How to find asteroids for deep core blasting

Greetings miners!

I have read several comments that asteroids with fissures - ie those that can be blasted open with seismic charges - are very hard to find. I had similar thoughts myself, until I found this technique that seems to turn them up fairly readily (6 this morning in pretty quick succession).

The method relies on the fact that the rocks with fissures shine a bright golden colour when scanned with the pulse wave analyser. They are indeed uncommon as a proportion of all asteroids, but the pulse wave analyser has considerable range, especially at the higher classes - go for class A if you can. To exploit this property, do not fly through the ring as you would have done when using prospector limpets exclusively to find valuable rocks; instead, fly high above the ring, then look down and use your pulse wave analyser to scan a large number of asteroids.

Asteroids with cores also have a distinctive shape. It appears that there is only one crackable asteroid of each type (thanks YinYin), likely for animation reasons. You may sometimes find other, smaller asteroids with a similar golden colour; it helps to learn the shape of the core asteroid so as to avoid the red herrings.

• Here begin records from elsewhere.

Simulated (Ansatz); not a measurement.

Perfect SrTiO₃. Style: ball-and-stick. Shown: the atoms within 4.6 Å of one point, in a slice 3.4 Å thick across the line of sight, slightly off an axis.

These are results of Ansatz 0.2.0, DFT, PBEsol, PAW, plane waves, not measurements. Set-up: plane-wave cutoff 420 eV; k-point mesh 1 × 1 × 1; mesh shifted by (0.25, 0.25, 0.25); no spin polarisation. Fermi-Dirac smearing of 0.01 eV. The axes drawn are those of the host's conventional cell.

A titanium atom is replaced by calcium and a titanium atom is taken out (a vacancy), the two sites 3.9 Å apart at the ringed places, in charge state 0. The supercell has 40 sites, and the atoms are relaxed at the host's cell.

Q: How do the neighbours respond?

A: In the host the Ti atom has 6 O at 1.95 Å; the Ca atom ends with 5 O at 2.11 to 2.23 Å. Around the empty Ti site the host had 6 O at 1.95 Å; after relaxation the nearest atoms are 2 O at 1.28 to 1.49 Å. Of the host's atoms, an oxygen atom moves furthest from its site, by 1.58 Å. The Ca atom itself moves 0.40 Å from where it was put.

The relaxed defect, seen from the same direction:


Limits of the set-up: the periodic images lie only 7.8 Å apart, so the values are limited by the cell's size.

In a metallic ring you are looking for this:

kchJPK8.jpg


The asteroid in the centre of the HUD has a valuable core and fissures that can be blasted. Note its unique green-gold border and dull bronze colour, which are not shared by any other asteroids. There is an asteroid next to it on the right with some surface deposits, but no core. At this distance, such asteroids do not show up on the pulse wave analyser at all, making it easy to spot the rocks with cores. Here is a view from much closer in:

5YKdxtV.jpg


Now we can see how the asteroid with the core has a very bright gold colour. Note also its ovoid shape and that it is medium-sized. Observe the asteroid to the right, which looks similar in colour at this distance but does in fact have no core (I checked). A prospector limpet reveals the goodies:

gTNRrjW.jpg


Note the 'Core Detected' notification in the lower left panel reporting the asteroid's properties.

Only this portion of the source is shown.